Wednesday, September 12, 2007
(Photo)
Way Out West

The first road west of the Mississippi left Arkansas Post and followed Indian trails, animal trails, rivers, creeks and the line of least resistance. The danger of cutting cross-country during the 18th and 19th centuries is best paraphrased by a modern park ranger: "My problems start when the smarter bears and the dumber visitors intersect."

  As for pathfinding, when Daniel Boone was asked if he ever got lost, he said, "No, but there were three days when I was bewildered." If Boone had a few days of bewilderment, think about the Joe and Jenny Smith family leaving their hardscrabble farm in Ohio to look for the promised land of the Ouachita Mountains. This was said: "I told you, Joe, it was the first creek, upstream, past the big rock that looks like a rabbit." Joe: "Looked like your mother to me."

  Meanwhile little Billy, Jack, Bobby, Sue, Francis and Augusta Smith are walking, hopping, running and skipping beside the wagon. These kinds of antics were good for about 10 minutes first off in the morning. The rest of the day was spent whining about the heat, the cold, the wet, the bugs, their bellies and their feet, and dodging the wagon wheels. Some weren't quick enough for the wheels.

  Jenny Smith's job was to make and break camp while tending the cows, the sick, and the hurt and cooking in sheets of rain, choking dust, and plagues of mosquitoes. Joe Smith's job was hunting and being careful not to shoot himself or a loved one. Mostly, the animals remained at a polite distance.

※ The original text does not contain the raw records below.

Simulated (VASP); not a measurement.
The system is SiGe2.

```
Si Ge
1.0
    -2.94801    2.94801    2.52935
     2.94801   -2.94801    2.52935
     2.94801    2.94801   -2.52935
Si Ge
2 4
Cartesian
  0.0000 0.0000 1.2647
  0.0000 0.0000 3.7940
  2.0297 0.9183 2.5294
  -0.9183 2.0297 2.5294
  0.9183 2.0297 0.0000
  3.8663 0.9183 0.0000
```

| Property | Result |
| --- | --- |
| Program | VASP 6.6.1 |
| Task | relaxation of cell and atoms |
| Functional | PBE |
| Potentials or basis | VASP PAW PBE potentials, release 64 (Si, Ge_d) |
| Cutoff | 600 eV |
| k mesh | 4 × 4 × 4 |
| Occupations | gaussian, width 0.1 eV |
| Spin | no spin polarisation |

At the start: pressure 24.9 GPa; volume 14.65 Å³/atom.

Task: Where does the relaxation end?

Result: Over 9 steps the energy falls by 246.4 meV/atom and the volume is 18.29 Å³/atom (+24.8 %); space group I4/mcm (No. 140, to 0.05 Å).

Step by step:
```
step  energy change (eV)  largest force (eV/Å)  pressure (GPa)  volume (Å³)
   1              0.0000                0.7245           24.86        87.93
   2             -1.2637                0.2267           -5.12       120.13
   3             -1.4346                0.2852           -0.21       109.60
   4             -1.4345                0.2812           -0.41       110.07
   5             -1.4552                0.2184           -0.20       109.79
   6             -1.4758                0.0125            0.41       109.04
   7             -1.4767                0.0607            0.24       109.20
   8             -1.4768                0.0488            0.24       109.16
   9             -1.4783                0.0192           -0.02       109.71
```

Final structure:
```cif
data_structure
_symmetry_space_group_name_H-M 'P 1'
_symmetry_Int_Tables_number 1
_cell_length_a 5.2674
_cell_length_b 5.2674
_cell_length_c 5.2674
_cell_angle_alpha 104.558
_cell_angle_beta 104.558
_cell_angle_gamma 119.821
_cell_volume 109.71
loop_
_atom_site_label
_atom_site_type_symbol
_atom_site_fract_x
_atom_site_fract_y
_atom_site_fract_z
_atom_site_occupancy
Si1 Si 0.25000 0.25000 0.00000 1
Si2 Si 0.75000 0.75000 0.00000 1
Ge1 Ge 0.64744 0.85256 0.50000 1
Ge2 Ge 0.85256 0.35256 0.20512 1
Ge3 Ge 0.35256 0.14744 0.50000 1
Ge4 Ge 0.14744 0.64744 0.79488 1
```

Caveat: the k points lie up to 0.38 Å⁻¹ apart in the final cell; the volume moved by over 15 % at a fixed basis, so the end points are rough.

  Wild Indians were, of course, the worst threat. At anytime they could walk into the Smith's camp, sit down and order up a healthy portion of the family's dwindling provisions. Then they'd sit around picking their teeth, telling locker-room jokes about white people in a language that sounded a lot like gagging.

  The Smiths never wrote home about the bathroom situation. This was a prudish era. These folks -- living on berries and beans and slightly green meat -- kept that kind of news to themselves, when they could.

  Babies came from nowhere. One day Jenny is fording a cold creek knee-deep, and the next day she notes in her diary that a new member of the family arrived last night. Two days later she's hunkered down in a 30-knot Blue Norther grilling seven squirrels, well, nearly eight if you count the loony one that jumped on the muzzle.

  Those were the good old days. You know, growing older is a lot like that eighth barbequed squirrel. What was once normal now seems a little hairy and awfully strange.